Let Them Eat Dirt! The Academic, Physical and Cognitive Benefits of Gardening with Kids

In our increasingly indoor world, it may seem surprising that one of the most powerful learning tools for children might be as simple as a patch of soil, some plants, and a watering can. Yet, the body of research growing around garden-based learning (school or community gardens) suggests that gardening offers children a rich, cross-curricular educational tool. Gardening has proven to provide many social-emotional and physical benefits. In this post I’ll walk through the how and the why gardening helps children learn, why it’s naturally cross curricular and the cognitive and academic benefits. Below I’ve linked a great video to express the big ideas of this post. Let’s dig in!

Why Gardening is so Flippin’ Amazing and Why Every School Should Have a Garden

There are several overlapping theories through which gardening supports children’s learning: cognitive/academic, social-emotional, physical/health, and connection to nature or place-based learning. As an avid (albeit more recent) gardener myself, I can only attest to these benefits and how profoundly gardening has changed my outlook for the better. Today we are discussing the physical health, cognitive and academic benefits of gardening.

 Cognitive & Academic Benefits

One of the strongest themes is that garden-based activities offer real, hands-on learning that ties in with traditional curriculum (science, math, literacy) and gives children a reason to investigate, ask questions, predict and observe outcomes. Here are a few things I have discovered on this quest. Gardening is multi-sensory, embodied learning. In a garden, children feel soil, smell freshly watered plants, taste their bounty, and listen to the world around them. Sensory experiences with soil, plants, animals, and weather create tangible learning opportunities which are full of wonder. They can observe growth, measure changes and are encouraged to touch, play and explore. This sensory involvement increases processing and learning retention vs purely abstract instruction. It gets children asking and thinking “Why do plants need sunlight?”, “What happens if I water too much?”, “How do changes to the soil impact plant growth?” “What happens if I plant basil with my tomatoes? You can connect so many cross-curricular ideas that extend far beyond the classroom and into the garden by simply getting kids in the dirt with some seeds, a little bit of compost, water and sunlight.

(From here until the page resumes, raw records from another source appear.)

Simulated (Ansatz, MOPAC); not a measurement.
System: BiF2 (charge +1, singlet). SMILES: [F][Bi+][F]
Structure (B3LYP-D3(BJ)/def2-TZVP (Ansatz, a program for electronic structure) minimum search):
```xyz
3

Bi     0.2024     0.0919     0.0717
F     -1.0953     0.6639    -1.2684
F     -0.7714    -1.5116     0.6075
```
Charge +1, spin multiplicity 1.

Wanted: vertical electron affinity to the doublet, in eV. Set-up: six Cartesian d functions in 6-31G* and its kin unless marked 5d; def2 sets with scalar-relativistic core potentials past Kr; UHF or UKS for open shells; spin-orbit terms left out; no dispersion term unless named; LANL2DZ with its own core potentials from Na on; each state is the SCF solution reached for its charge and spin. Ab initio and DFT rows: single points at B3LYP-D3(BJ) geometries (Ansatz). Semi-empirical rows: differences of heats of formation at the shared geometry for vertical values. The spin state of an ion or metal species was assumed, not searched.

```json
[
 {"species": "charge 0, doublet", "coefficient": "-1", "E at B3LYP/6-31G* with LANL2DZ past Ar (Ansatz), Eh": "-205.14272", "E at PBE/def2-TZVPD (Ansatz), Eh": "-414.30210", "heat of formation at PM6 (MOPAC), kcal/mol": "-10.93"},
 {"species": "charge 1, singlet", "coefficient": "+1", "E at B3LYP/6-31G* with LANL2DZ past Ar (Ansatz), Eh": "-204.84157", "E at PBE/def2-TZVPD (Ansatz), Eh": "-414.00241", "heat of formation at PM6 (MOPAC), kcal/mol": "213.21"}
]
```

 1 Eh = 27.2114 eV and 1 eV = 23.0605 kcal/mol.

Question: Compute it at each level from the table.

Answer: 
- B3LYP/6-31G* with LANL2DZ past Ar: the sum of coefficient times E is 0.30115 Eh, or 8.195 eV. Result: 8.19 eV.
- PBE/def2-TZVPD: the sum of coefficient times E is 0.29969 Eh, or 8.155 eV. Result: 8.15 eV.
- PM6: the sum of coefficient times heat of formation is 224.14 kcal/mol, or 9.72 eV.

Inquiry and Real-World Problem Solving

Gardening presents constant challenges (watering, pests, weeds, variable growth) so children naturally engage as investigators and problem-solvers, which supports critical thinking, which in turn helps develop cognitive function. The ability to ask meaningful questions and seek answers is at the heart of gardening. Gardeners naturally engage in scientific inquiry as they observe plant growth, form hypotheses, test ideas, and draw conclusions based on evidence. For example, a gardener might wonder why certain plants attract more pollinators or whether different kinds of compost improves soil quality. By experimenting, perhaps by adding compost to one garden bed and not another, they gather data to support or counter their ideas. The gardening process mirrors some scientific methods of inquiry and helps develop problem solving skills.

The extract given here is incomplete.